Datum:18 januari 2017
Daron Acemoglu
Daron Acemoglu

What will happen to jobs as more tasks are done by robots? Will mass unemployment ensue, or will humanity adjust as it has to new technologies in the past? The answer is uncertain, according to leading economist Daron Acemoglu. The MIT professor laid out possible scenarios for the future when he visited FEB in November to give the Groningen Growth and Development Centre’s Maddison Lecture.

The title of his talk was ‘The Race of Man Against Machine’, and it touched on a key topic of research at the Faculty of Economics and Business: inequality. Inequality is the subject of one of FEB’s signature areas, which bring together researchers with different specialties to solve problems of international importance. Acemoglu’s lecture at FEB was particularly relevant. Here are key sections of the talk in Acemoglu’s own words, condensed for brevity:

Technologies can be ‘enabling’ or ‘replacing’

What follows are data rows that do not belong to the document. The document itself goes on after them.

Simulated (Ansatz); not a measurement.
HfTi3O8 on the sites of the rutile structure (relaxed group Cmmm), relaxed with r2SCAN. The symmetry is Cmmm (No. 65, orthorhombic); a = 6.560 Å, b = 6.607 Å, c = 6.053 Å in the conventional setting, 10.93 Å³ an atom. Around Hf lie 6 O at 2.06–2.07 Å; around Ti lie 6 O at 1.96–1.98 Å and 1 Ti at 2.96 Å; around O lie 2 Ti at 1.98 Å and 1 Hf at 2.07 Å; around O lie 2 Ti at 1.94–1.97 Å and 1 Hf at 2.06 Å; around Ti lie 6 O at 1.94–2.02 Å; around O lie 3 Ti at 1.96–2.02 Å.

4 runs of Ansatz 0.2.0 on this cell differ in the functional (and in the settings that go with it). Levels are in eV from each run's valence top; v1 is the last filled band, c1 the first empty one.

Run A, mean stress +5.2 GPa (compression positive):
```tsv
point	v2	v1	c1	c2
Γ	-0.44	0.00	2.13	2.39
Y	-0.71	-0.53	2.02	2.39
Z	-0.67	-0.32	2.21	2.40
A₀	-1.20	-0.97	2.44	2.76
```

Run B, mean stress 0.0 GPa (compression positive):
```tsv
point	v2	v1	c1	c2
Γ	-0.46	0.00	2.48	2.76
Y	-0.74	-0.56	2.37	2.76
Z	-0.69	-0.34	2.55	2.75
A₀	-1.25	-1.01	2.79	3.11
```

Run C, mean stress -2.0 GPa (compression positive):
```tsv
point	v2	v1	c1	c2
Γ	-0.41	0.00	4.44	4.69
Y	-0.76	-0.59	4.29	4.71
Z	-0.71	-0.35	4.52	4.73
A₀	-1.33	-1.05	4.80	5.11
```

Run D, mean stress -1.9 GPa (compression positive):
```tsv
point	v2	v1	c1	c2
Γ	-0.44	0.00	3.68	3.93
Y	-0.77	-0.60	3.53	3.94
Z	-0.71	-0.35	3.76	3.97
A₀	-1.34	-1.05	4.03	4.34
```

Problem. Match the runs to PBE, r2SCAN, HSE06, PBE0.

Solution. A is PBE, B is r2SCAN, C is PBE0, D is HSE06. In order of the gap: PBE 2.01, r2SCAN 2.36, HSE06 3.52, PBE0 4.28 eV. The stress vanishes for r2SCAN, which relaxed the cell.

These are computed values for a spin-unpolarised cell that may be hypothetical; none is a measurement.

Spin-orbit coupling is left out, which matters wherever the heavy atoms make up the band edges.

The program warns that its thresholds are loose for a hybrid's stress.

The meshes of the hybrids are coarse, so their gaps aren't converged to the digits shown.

'Enabling technologies complement or increase the productivity of certain types of skills. An obvious example is computer assisted design. Yet increasingly we are in a new phase, where technologies don’t augment or enable workers and their activities, they replace them. Robots are the ultimate replacing technology. They are not helping people do tasks, they just take over tasks.'

Where is the effect?

'Our data is from 722 commuting zones in the United States, which is behind Europe in terms of penetration of robots. Exposure to robots is essentially entirely on the east coast of the United States, because that’s where a lot of the industries that have been automated or robotised are located. You can recognise some of these places as the heartland of Trump. The main industry that is affected by robots is automobiles, where assembly lines are filled increasingly by robots. But other industries are affected, including metal products, plastic products, chemicals, electronics, and food.'

 

What is the result?

'I get fairly large numbers: one additional robot per 1,000 workers reducing employment by seven jobs. Wage effects are also pretty large: one robot per 1,000 workers has reduced wages by 1.6 percent. You should be healthily sceptical about these results because it’s comparing trends in different cities. But the effects are there for men and women, slightly larger for men. You see the effects where you would expect them, in the heavily robotised industries.'

What future scenarios are there?

'Differently to other technologies, which were replacing some tasks but also augmenting other workers, robots are not directly helping anybody. Employers benefit, productivity increases, but labour does not benefit. So there are huge distributional consequences.
The optimistic scenario is that there will be employment creation but that it will come from new tasks. If robots are replacing a lot of tasks then there’s a lot of labour that’s being freed. Relatively cheap labour is going to fuel the creation of more tasks. From the 1980s to the 2000s, new employment often came from tasks which did not previously exist in the dictionary of occupations. Things like management consultants, radiologists, programmers, and app writers. The pessimistic scenario is that we are going to have more and more workers pushed into low-wage occupations. I think the future is very uncertain.
Perhaps we are going to create lots of unemployment, lots of low wages, but also a lot of wealth because of these productivities. But that’s uncertain, and there are also some puzzles. First, we have not so far found good ways of redistributing that wealth. Second, we don’t actually seem to be creating a lot of it; or not a lot of it in most of the industries where we expect it.'

Are there some tasks which robots will never do?

'We have learned not to underestimate computers. They are an increasing number of tasks that 10 years ago were thought to be impossible for machines to perform, and we now take for granted: beating Go masters, reading emotions, passing the Turing Test. Even five years ago I read many philosophers arguing that this was going to be impossible, and this is changing entirely.'

Daron Acemoglu, 49, is the author of Why Nations Fail, along with James Robinson. He was born in Turkey and studied at the University of York and LSE. Acemoglu is the Elizabeth and James Killian Professor of Economics at MIT and the fifth most-cited economist in the world, according to IDEAS. He is a recipient of John Bates Clark Medal for economists under forty judged to have made the most significant contribution to thought and knowledge.